Tuesday, December 31, 2019

A look back at 2019

I don't know about you, but we're staying home tonight.

It's not that we don't ever go out on New Year's Eve. Once every three or four years, we head out to a nice seafood restaurant for lobster or scallops. But we usually end up regretting it. The restaurants are packed, the servers are rushed, and the bill, when you finally do get it, is usually stratospheric.

So we're going to stay home and cook lobsters on the grill. And eat snacks. And drink Prosecco. And play lots and lots of games. Our favorites? Apples to Apples, Cranium Whoonu and Logo Party (my wife and daughter always cream me in that last one).
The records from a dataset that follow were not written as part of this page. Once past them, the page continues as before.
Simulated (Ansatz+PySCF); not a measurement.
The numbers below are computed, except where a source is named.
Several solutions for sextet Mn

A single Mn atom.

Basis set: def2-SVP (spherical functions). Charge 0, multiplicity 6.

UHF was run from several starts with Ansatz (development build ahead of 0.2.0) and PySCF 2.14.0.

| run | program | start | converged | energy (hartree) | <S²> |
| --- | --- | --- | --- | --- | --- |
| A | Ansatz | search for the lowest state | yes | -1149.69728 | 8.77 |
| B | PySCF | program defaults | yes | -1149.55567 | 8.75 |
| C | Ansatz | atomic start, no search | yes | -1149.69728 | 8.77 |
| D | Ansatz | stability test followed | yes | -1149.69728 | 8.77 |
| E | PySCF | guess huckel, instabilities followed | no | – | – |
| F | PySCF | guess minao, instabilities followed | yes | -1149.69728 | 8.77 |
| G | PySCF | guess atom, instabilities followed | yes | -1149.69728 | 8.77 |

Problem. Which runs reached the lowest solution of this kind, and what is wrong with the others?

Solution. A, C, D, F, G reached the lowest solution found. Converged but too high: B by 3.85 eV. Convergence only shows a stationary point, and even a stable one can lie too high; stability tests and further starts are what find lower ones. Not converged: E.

That's one nice thing about having an adult daughter live with you. You always have a third player for those fast-moving three-player games.

But before we get into that, there's one little piece of business I need to take care of. Reviewing my goals for this year.

Or should I say goal? Avid followers of this blog know that last New Year's Day, I flushed my usual practice of making a list of five or six or seven writing-related items. Instead I set for myself one overriding goal:

1) Sell The Enchanted Bookshop as a TV series

Well, it didn't happen. But it wasn't for lack of trying.

As described here previously, I acquired a Hollywood manager back in May 2018. I worked with him closely for the first couple months of 2019, polishing the pilot script and getting it ready for pitching. I even put together a pitch bible giving the background of each of the characters and offering short synopses of eight additional episodes.

The script went out in February. My manager had some impressive contacts (he said), including development executives at a couple of the big streamers (you can probably guess the name of one of them).

Every couple weeks I'd call my manager for an update. And every couple of weeks he'd give me the same answer. No word yet.

After a while, he stopped picking up the phone when I called, but at least he'd return it a day or two later. And then he stopped returning my calls altogether. And responding to my emails.

I sent him the script for another episode, which tells the origin story of the Lits and features a special appearance by Don Quixote himself. He never responded.

I don't know what happened. But I'm guessing that he heard enough no's that he decided I wasn't worth his time anymore.

Which is fine. A lot of screenwriters go through several managers before they find one who works (oops, I meant "that works").

Anyway, I kept busy writing all through the spring and summer. I started--and abandoned--a feature script version of The Enchanted Bookshop. I started--and abandoned--a Christmas play set in The Enchanted Bookshop universe (yeah, you heard right, universe). I started--and abandoned--a children's TV series based on another one of my plays, Wicked Is As Wicked Does.

And I did one other thing. I started pitching to animation studios. As it turns out, you don't actually need a manager to approach a lot of the animation houses. I ended up emailing 97 of them. Seven requested the script. Four of them rejected it.

So things are looking up. My 18-month contract with my manager ended in November. That frees me up to approach new managers. Seven minus four means three animation houses are still considering my pilot. And I'm almost done with a new project I started late last year, one which may provide an alternate path to getting a TV series.

I may not have achieved the one goal I set for myself this year. But the dream isn't dead either. I've got a new plan, a new energy, and a new year in which to get there.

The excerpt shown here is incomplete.